At least you should notice that the Lorentz equations are
perfectly coherent.
> If you
> have a bell at the origin of A and a bell at the origin of B, only one
> of the bells will ring.
You mean according to LT, right ?
So, now you "theory" says : both bells will ring, right ?
(even if this not what your formulas implies).
This is sooooo utterly absurd that I suggest you to take
a rest and think a bit about it.
rbwinn
>
Well, if you scientists do not believe the Galilean transformation
equations, then there is no way to convince you that the bells ring,
but I will make one more effort. First we consider the two bells from
the frame of reference of A. Light is emitted at -a and a. the light
reaches the origin of A at t=t'=a/c, and the bell at the origin of A
rings. According to t'=t, the light reaches the origin of A at t'=a/c
from both directions. An observer in B using t'=t will observe the
light to reach the origin of A and ring the bell. This was the
interpretation that scientists had of the Galilean transformation
equations until 1887. It is good enough for what we are doing here.

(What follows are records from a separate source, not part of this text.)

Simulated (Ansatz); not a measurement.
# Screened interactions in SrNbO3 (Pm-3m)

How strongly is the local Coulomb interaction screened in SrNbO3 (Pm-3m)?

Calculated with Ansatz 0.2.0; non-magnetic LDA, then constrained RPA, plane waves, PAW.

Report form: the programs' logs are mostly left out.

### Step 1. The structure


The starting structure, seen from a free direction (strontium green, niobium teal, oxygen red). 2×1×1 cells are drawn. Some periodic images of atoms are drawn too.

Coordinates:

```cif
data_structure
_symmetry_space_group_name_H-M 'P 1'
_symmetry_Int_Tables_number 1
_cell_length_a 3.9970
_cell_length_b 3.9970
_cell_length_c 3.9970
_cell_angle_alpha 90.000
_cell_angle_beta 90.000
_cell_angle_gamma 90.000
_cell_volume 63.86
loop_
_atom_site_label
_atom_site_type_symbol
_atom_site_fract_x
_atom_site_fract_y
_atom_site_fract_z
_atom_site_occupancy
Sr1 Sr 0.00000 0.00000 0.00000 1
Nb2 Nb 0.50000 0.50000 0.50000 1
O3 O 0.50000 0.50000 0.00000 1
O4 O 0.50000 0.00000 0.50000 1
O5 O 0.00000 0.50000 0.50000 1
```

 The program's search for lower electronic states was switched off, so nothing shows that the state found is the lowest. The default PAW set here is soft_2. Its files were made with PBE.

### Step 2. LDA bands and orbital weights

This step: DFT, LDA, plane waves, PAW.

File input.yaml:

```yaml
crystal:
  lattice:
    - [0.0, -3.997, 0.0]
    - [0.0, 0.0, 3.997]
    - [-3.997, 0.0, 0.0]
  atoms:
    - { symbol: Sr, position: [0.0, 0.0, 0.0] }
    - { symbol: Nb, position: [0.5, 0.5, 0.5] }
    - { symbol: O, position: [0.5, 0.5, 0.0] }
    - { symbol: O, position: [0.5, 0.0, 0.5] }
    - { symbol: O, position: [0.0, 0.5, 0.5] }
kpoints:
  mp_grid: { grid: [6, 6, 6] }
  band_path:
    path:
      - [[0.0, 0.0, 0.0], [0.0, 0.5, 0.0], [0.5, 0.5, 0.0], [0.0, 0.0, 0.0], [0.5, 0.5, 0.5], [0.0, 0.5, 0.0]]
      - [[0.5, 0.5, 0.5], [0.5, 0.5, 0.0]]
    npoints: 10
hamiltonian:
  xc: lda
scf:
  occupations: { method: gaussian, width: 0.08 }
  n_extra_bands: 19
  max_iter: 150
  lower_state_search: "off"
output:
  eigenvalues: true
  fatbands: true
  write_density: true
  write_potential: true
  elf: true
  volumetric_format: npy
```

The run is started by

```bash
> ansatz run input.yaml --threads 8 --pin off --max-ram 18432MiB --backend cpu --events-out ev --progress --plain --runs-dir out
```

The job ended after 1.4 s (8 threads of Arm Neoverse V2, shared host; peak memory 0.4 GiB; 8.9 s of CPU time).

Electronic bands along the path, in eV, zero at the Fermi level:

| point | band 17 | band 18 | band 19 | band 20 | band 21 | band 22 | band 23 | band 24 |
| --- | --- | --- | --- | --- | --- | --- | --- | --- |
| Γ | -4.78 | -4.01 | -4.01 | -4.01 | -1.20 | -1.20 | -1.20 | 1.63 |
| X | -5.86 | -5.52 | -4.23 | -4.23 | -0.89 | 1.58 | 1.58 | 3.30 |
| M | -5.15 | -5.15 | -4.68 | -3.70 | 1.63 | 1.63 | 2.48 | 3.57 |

Using t'=t, the observer in B has no way of determining that the bell
at the origin of B will ring.
Now we will consider the two frames of reference from B. The
Galilean transformation equations for this observation are
x=x'-v't'
y=y'
z=z'
t=t'
B is the frame of reference at rest and A is the frame of
reference in motion. A is moving relative to B with a velocity of
v'=(-v). So now we consider what the light does in each frame of
reference according to these equations. In B, the light from the -a
goes from x'=-a to the origin of B. The light from a goes from x'=a
to the origin of B. The light reaches the origin of B at a time of
t'=a/c, and the bell at the origin of B rings. An observer in A using
a t=t' clock will see the light from both directions reach the origin
of B at t=t'=a/c and will observe the bell in B ring, but has no means
of observing the light reach the clock at the origin of A using t=t',
so will not observe that bell to ring.
This is the same basic reasoning you are using with the Lorentz
equations. If you can prove that both bells ring from one frame of
reference with the Lorentz equations, I want to see the proof.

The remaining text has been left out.